Your Best Audition Songs for Musical Theatre
You're probably looking for a long list of really good audition songs that no one else knows about, right? Well I'm sorry to disappoint, but you won't find that list here. And you'll be hard pressed to find it elsewhere on the internet.
Why? Because the truth is this: Any song you choose is a good audition song on two conditions:
1. You love it. You'll be singing it a lot, so choose something that speaks to you. Something that really fires you up.
2. You present it well. This is crucial. To have a good singing audition, you must present your best work. I'll discuss how to do this a little later.
So, to use a cliché, instead of giving you a list of songs and feeding you for a day, I'll give you the information you need and feed you for a lifetime. Let's get started.
What Should You Sing?
I'll give you the same advice I preach over on my free monologues page: Sing what you love. You'll go to see a musical, or be in a talent show, or attend a class and you'll hear a song. And you'll say, "I have to sing that. I love it."
At least that's the way it happens for me.
Another good way to get song ideas is to ask your friends who are in the business. Maybe they just heard this one beautiful ballad and thought of you.
And if all else fails, here's the absolute best way to find auditions songs:
1. Pick a Broadway star you see as a role model. It should be someone you can see yourself taking after. For me, that's Raúl Esparza or John Lithgow.
2. Go to the iTunes Store and type their name in the search box. iTunes will let you listen to 30 second clips of songs before you download them. Find something you love, and write down the title.
3. Find the vocal sheet music.
Other things to consider when choosing a song:
• Type: Remember, casting directors love to put you in a box based on your age, height, weight, look, etc. Don't fight that. Play into it. For example, if you're the girl next door type, don't sing I Enjoy Being a Girl from Flower Drum Song. A better song would be Notice Me, Horton from Seussical.
• Vocal Range: Not as important as it used to be with the advent of transposition software. But still, make sure you can physically sing the notes. For a long time, I tried to sing the higher notes I didn't have.
Diversify Your Songbook
God willing, you'll be auditioning for a lot of musicals. And no two musicals are alike. And sometimes, it's not even a musical. It's a concert, or an opera, or something else. So you've got to be prepared.
How? You diversify your songbook.
The most basic songbook has two ballads (slower songs), and two up-tempos (faster songs). But there are other considerations too: Something comedic and something dramatic. Something to show off your upper vocal range, and something that shows you can get down and dirty.
And don't stick to just musical theatre songs. Branch out into pop, rock, classical, country, and every other genre. Ideally, you want to have at least 15 to 20 songs ready to sing.

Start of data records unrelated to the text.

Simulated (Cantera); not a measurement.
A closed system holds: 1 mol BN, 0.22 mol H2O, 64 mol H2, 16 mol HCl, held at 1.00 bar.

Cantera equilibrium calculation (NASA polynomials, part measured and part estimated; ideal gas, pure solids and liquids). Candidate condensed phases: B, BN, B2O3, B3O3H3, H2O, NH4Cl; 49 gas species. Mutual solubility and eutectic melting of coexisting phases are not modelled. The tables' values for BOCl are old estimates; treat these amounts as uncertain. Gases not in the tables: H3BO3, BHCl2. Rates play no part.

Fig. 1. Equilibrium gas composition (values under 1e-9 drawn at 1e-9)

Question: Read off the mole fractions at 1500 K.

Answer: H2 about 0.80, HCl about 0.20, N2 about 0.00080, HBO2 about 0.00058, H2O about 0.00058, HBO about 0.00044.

Singers often ask me about songs that are overdone. They figure that casting directors have heard Tomorrow from Annie way too much. And that may be true. But 9 times out of 10, they heard it done really badly.
What they really want is a singer who can march into that audition room and blow their socks off. And that's going to be you.
In short, there's no such thing as an overdone song. Just sing it well, and sing it with truth.
Audition songs are everywhere, you just have to pay attention. What's more important is that you choose the songs that fit you best so you can ace your audition.